Could different views of the universe simply be different points in time?

I'm not sure if this is the correct stackexchange site for this question.

I've been reading this article on Vice Motherboard There’s Growing Evidence That the Universe Is Connected by Giant Structures which while admittedly simplified for simpler folk like me put me wondering:

Is it at all possible that when we look out in to the distant universe in one direction, we are seeing the same galaxies and stars at a different point in time than if we look out in another direction? Could this occur if the distant body is moving laterally at a fast enough velocity relative to our position, or if the shape of the universe itself loops around?

Or is this not a proper interpretation of current theories of cosmology?

• I would not recommend using Vice as a source of any authentic science. – Carl Witthoft Nov 12 '19 at 18:44
• Not suggesting it is! Just put me thinking about my question is all. They don't posit that in the article – beirtipol Nov 12 '19 at 20:58

Could this occur if the distant body is moving laterally at a fast enough velocity relative to our position

Nope. I mean if the universe is flat it doesnt matter how fast the object goes you cannot see it twice in the sky.

or if the shape of the universe itself loops around?

Yes. If the universe has a positive curvature. When we look at the sky, we can see the same object in two opposite directions.

In our universe this is not possible since if the universe is positively curved then the radius of curvature is much larger then the size of the observable universe. So its highly unlikely that we will see the same object in two different positions in the sky.

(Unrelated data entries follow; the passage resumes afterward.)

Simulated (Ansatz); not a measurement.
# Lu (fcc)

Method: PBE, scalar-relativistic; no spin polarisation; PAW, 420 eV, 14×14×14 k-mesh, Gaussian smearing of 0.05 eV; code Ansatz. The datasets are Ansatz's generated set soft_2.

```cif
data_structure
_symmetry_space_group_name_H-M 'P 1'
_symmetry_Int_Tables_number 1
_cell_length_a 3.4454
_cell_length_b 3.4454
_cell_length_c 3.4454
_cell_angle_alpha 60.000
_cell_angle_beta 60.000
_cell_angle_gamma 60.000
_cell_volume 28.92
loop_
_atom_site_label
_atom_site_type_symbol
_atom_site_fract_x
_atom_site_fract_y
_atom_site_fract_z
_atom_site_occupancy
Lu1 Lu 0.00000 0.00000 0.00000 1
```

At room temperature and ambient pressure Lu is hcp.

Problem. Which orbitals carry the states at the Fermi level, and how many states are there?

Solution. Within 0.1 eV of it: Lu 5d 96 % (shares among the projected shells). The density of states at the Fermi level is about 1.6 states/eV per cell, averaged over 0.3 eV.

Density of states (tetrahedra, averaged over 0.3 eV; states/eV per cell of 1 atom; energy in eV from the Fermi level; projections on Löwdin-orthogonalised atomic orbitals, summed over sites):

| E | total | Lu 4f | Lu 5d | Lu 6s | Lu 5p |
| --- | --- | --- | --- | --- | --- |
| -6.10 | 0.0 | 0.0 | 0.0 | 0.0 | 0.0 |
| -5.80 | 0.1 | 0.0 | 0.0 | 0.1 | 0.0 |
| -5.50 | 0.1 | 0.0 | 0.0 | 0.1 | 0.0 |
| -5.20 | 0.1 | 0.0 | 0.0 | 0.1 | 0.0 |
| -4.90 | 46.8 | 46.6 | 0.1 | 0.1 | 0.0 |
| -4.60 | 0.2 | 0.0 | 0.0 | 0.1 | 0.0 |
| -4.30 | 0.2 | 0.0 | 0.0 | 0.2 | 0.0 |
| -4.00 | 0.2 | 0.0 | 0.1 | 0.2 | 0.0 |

In principle, the universe could be geometrically flat (as the evidence indicates) and still "wrap around" as you describe. In the old game Asteroids, when you went off one edge of the screen, you came back in the opposite edge. That is the topology of a torus, but geometrically the screen is flat. There is no mathematical reason the universe could not be like this in its three spatial dimensions. The book The Shape of Space by Jeffrey Weeks discusses this possibility.

I think most cosmologists consider this so unlikely that it's not worth investigating, but I believe some people have reviewed existing data to see if there are statistical patterns in galaxy distribution that would indicate this kind of "closed manifold" structure. They didn't find anything.

So it looks like the answer is No - all the galaxies we see are different.